Twins can't shake Rangers after 6-run frame

Homers by Miranda, Sánchez provide lead in 4th, but Smeltzer labors in bottom half

July 10th, 2022

ARLINGTON -- There were two places to find rollercoasters in Arlington on Saturday afternoon: Six Flags over Texas and Globe Life Field. Though if you’ve been watching the Twins all season, their 9-7 loss to the Rangers was nothing they haven’t seen before.

In fact, eight of Minnesota’s past 10 games have been decided by two runs or fewer. Five of those were one-run games. Add together all of the walk-off wins (five) and walk-off losses (three) and it stands that the Twins are playing a lot of tight games.

Sometimes it works out, sometimes it doesn't. And over the past three games, it hasn’t. Saturday’s outing marked Minnesota’s third consecutive defeat, following a 9-8 loss to the White Sox in 10 innings on Wednesday and a 6-5 setback to the Rangers in the series opener on Friday.

“There's a lot of ups and downs in this game, and we're playing some games over the last couple of weeks that resemble this one,” manager Rocco Baldelli said. “Sometimes we're winning the game, and sometimes we're not, like today.”

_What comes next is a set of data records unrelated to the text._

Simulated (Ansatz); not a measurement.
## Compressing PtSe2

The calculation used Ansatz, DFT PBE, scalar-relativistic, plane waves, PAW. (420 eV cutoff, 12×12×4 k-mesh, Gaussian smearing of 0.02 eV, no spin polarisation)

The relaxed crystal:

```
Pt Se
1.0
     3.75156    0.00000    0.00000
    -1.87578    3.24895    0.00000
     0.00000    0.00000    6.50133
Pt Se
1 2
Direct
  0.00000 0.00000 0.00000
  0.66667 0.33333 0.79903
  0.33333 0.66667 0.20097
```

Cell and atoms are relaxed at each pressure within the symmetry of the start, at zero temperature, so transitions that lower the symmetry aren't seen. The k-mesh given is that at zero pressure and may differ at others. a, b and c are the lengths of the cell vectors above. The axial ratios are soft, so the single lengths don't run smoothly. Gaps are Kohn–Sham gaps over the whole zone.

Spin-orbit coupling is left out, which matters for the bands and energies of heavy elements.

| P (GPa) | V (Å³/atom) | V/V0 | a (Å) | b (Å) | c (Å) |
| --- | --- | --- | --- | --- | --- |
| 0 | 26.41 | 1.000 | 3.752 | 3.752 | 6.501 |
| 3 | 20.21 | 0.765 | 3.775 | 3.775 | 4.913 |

Friday’s game resembled this one in many ways. It was almost like déjà vu at one point. Remember when the Twins jumped out to a 3-0 lead before the Rangers tied it, then doubled the score? The start of Saturday’s game looked a lot like that, just flipped around.

The Twins trailed, 3-0, in the fourth inning when Jose Miranda tied the game with a 428-foot homer. Gary Sánchez homered soon after, then Byron Buxton followed with an RBI double to make it 6-3. Sounds about the same, right? A six-run, five-hit inning for the lead.

Only this time, the Rangers’ $500 million middle-infield duo -- Marcus Semien and Corey Seager -- responded with back-to-back home runs to put four on the board in the bottom of the inning for a 7-6 Texas lead.

“I don't care if [the team just sparked] a big rally or not. You're trying to avoid damage,” said Twins starter Devin Smeltzer, who yielded seven runs on eight hits and three walks across 3 1/3 innings. “I've done a good job of that this year. You're going to have good days. You're going to have bad days. Today, they got me.”

The back-and-forth game wasn’t settled until the Rangers got a grip on one of the Twins’ most consistent relievers in Jhoan Duran. Including Saturday, Duran has only given up earned runs in five of his 30 appearances this season. He took the loss after surrendering a go-ahead triple to Semien in the eighth inning, followed by an RBI single to former Twin Mitch Garver.

“I chalk it up to the game is not easy, no matter how good you are or talented you are. Or how well you execute. You're going to have days like this,” Baldelli said. “I mean, he's had a couple of days like this this year. Most of his days, we know what they look like, they're pretty straightforward, and he gets out efficiently and quickly, and it looks really good.”

Baldelli’s solution to pulling off wins in tight games is just to make better pitches. The at-bats are decent, but the bullpen is in a rut, which has led to many blown leads. Ruts are going to happen, Baldelli said. That was the case for the offense earlier in the season. The pitchers just have some work to do.

“We have to make better pitches,” Baldelli said on the series overall. “We're getting to strikes. We're putting ourselves in some decent spots, and then we're, with just the lack of execution, kind of making it easy for them because we're just throwing it in spots where they can do damage.”